Let $X$ be an irreducible smooth curve, and $\underline{k(X)}$ the constant sheaf on $X$ with the function field $k(X)$ as fibers.
Reading from Serre's Algebraic groups and class fields I met the claim ($H$ denotes sheaf cohomology) $$ H^1(X, \underline{k(X)}) = 0 $$ motivated by the sentence: "the nerve of every open cover of $X$ is a simplex".
I don't know what the nerve of an open cover is, but anyway the above claim seems quite intuitive: an element of $H^1$ is a section of $\underline{k(X)}$ defined only on the intersection of pairs of opens of a cover of $X$. Such a local section, in our case, always comes from the restriction of a globally defined section. After all the sheaf is constant, and a global section consists of a collection of an arbitrary regular function for every point of $X$, with any kind of jumps allowed.

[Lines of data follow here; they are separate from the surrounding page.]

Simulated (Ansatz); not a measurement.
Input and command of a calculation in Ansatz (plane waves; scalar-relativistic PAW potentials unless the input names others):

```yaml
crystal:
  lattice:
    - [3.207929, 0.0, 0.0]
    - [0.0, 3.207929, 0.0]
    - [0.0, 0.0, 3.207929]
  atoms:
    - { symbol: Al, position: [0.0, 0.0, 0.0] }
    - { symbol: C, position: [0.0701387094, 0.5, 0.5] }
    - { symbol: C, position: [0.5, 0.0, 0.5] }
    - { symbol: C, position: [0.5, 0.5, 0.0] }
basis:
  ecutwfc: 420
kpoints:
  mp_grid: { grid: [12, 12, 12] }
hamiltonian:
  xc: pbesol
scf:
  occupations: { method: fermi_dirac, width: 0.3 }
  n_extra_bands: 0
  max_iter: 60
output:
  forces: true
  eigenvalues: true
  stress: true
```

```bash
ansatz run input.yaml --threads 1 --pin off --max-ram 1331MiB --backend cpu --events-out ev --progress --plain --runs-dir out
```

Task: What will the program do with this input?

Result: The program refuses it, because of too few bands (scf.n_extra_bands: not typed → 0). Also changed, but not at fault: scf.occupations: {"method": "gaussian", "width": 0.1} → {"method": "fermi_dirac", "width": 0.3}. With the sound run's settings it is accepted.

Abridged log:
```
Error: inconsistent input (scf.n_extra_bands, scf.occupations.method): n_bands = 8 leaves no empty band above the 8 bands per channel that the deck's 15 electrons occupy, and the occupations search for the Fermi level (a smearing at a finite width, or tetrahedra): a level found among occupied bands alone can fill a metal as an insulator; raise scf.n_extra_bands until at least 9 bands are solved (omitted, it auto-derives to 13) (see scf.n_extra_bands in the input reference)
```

Is my reasoning correct? Could you please help me to formalize it?
Result
If $X$ is an irreducible topological space and $\underline A$ the constant sheaf associated to the abelian group $A$, then we have for the first Čech cohomology group $\check H^1(X,\underline A)=0$ .
Proof
It suffices to prove that, for an arbitrary covering $\mathcal U =(U_i)_{i\in I}$ we have $ \check H^1(\mathcal U,\underline A)=0$.
Given a cocycle $(g_{ij})\in Z^1(\mathcal U,\underline A)$, fix some $i_0\in I$ and define the $0$-cochain $(h_i)\in C^0(\mathcal U,\underline A)$ by $h_i=g_{i_0i}$. The cocycle condition $g_{i_0j}=g_{i_0i}+g_{ij}$ translates into $h_j=h_i+g_{ij}$ or $g_{ij}=h_j-h_i$.
This proves that the cocycle $(g_{ij})$ is the coboundary of the cochain $(h_i)$, and thus that the class of that cocycle is zero in $ \check H^1(\mathcal U,\underline A)$.
Since $(g_{ij})$ was an arbitrary cocycle, we have $ \check H^1(\mathcal U,\underline A)=0$, as promised.
Check your understanding
Where on earth did I use that our sheaf is constant and that $X$ is irreducible ?!
Edit: Answer
When I defined $h_i=g_{i_0i}$.
Since $g_{i_0i}\in \Gamma(U_{i_0i},\underline A)$ and $h_i\in \Gamma(U_i,\underline A)$, the definition $h_i=g_{i_0i}$ only makes sense because $\Gamma(U_i,\underline A)=\Gamma(U_{i_0i},\underline A)=A$.
See Remark 1) below where I emphasize that $\Gamma(U,\underline A)=A$ for all open non-empty $U$'s.
Remarks
1) The irreducibility of $X$ implies that the constant presheaf associated to $A$ is already a sheaf i.e. that the constant sheaf $\underline A$ is given by $\Gamma(U,\underline A)=A$ for all open non-empty subsets $U\subset X$.
(For reducible topological spaces $\Gamma(U,\underline A)$ consists of locally constant maps $U \to A$)
This implies that $\underline A$ is flabby (=flasque).
2) For arbitrary flabby sheaves $\mathcal F$ on arbitrary topological spaces $Y$ both Čech cohomology groups and genuine cohomology groups (as introduced by Grothedieck through derived functors) are zero in all positive degrees : $\check {H}^n(Y,\mathcal F)=H^n(Y,\mathcal F)=0$ for $n\gt 0$.
3) And to finish on a pleasant note: Čech cohomology groups and genuine cohomology groups always coincide in degree $1$ for all sheaves $\mathcal G$ of abelian groups, flabby or not: $\check {H}^1(Y,\mathcal G)=H^1(Y,\mathcal G)$.